I perfectly understand Deliana and whoever has lived abroad should too. Especially girls from Eastern Europe.

A while ago I was strolling the streets of a Jewish quarter in Seville (Spain) with two girls - one from Norway and another from Poland. After getting lost we stopped a passer-by.

Where are you from? - he asked.

Dominica barely mentioned she's from Poland and thus the praises for Eastern Europe and beauties from Czech Republic began to flow. The middle-aged passer-by turned to the Norwegian girl and asked if she's from Poland too. Hilda explained she's Norwegian.

Oh, you're a different story, - said he and I could see disappointment in his face.

Once, after walking into a very dark cul-de-sac in Dublin I came across a sticker saying Eastern European girls looking for fun.

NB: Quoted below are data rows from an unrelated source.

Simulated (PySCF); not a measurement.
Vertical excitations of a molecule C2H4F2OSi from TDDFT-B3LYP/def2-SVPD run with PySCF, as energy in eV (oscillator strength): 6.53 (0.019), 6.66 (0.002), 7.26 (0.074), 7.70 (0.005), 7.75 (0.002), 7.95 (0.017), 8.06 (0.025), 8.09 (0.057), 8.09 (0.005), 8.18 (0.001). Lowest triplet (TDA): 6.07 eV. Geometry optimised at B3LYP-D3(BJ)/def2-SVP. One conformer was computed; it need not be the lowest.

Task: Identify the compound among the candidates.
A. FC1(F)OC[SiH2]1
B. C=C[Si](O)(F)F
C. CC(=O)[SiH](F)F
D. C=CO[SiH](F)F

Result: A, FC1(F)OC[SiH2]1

It's no secret that crowds of tourists come to Lithuania thinking it's enough to utter a word in English and the girls will melt like last winter's snow. When in West it is enough to mention the country of my origin and I hear a borat-like reply "Very nice". And somewhere in the back of my head I hear myself finishing his sentence "How much?"

It is true though, Lithuanian girls do tend to dissolve like a spoonful of sugar in a cup of tea without even asking what do those strangers do and what do they like in life - perhaps they are peasants from the most remote of English villages or boring young clerks working in a stuffy London City office and looking for fun and frolics. But look - the girls are already coiling lazily on the dance floor of one of those British pubs we have in Vilnius. There's free fizz flooding and the boys start whispering unheard secrets to them - the girls never got a chance to learn that kind of words in school. It's the body language that helps to communicate...

And one sees our local boys quietly sipping on their pints, but their beer is not smooth anymore, since all the girls care about are foreign boys - they buy the drinks and purchase three red roses from the girl who makes her living selling the flowers in nightclubs. The girl is happy, the lass - giddy and the English boy is stumbling over the words he's txting to the mates back home. Before getting into a cab he takes a leak in front of the Presidential Palace.

And so the story starts to spread about Lithuanian girls looking for fun. As if we would not suite for anything else.

But what should one do if she doesn't wear high-heels, uses lipstick rarely and rather wears pants than skirts? You can say you're from Norway, because you're a different story. Or from Jamaica. But it might be harder to convince...

 
This Post has 5 Comments Add your own!
Anonymous - May 27, 2007 at 8:20 PM

Good point :)

I have just added link to your blog on my English blog.

Lina - May 29, 2007 at 8:15 PM

cheers!

danny - June 8, 2007 at 7:04 AM

Hey Lina. This "hiding identity" thing is common for eastern-Europeans. I was in Poland a couple of times and i sad i am Jamaican, just because i was tired to answer the same question over and over again "are you all gypsies?". I presented Romania for 2 days in a Polish university and i had to explain the "gypsy" theory in every class and that was not my reason to be there. About EE girls it's a different story, it is the image that was created after 1990, and the mentality that lots of girls developed ever since, and it's the same in all EE countries, Romania, Bulgaria, Hungary, Serbia, Croatia,Moldavia, Ukraine, etc. Nice blog, keep on writing.

Lina - June 13, 2007 at 7:14 PM

Thanks Danny for good words! :)

Diarmuid Hayes - August 30, 2007 at 10:45 PM

Asking where you are from is as common among Irish people as when it is directed towards a foreigner..It's an annoying thing for foreigners to hear that here I imagine..It's a sign of someone without good conversational skills to my mind!